Europlanet Science Congress 2021
Virtual meeting
13 – 24 September 2021
Europlanet Science Congress 2021
Virtual meeting
13 September – 24 September 2021
EPSC Abstracts
Vol. 15, EPSC2021-135, 2021, updated on 09 Jan 2024
https://doi.org/10.5194/epsc2021-135
Europlanet Science Congress 2021
© Author(s) 2024. This work is distributed under
the Creative Commons Attribution 4.0 License.

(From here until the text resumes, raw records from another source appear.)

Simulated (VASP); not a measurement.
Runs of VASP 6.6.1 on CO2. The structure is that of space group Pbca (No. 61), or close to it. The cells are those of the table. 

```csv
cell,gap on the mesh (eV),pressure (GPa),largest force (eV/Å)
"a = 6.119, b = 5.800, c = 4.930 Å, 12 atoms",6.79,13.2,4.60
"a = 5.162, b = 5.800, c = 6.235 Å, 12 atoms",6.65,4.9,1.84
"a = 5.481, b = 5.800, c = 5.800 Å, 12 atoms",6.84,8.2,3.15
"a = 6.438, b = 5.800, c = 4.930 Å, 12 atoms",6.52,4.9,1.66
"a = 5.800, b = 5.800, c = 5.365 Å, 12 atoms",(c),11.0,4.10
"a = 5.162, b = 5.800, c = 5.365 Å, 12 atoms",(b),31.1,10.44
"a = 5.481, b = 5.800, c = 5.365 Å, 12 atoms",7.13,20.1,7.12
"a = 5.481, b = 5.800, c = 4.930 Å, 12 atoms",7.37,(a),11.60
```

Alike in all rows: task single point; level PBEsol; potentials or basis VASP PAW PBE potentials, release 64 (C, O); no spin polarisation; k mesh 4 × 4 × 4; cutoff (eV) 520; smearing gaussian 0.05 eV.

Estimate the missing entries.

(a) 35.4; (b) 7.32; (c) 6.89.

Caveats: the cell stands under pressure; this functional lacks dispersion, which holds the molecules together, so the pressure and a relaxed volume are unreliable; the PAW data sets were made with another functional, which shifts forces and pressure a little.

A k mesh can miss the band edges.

Geomorphological analysis with digital elevation model of Monad Regio, Triton

Camilla Cioria1,2, Davide Sulcanese1,2, Gianluca Chiarolanza1,2, and Giuseppe Mitri1,2
Camilla Cioria et al.
  • 1International Research School of Planetary Sciences, Pescara, Italy (camilla.cioria@unich.it)
  • 2Dipartimento di Ingegneria e Geologia, Università d’Annunzio, Pescara, Italy.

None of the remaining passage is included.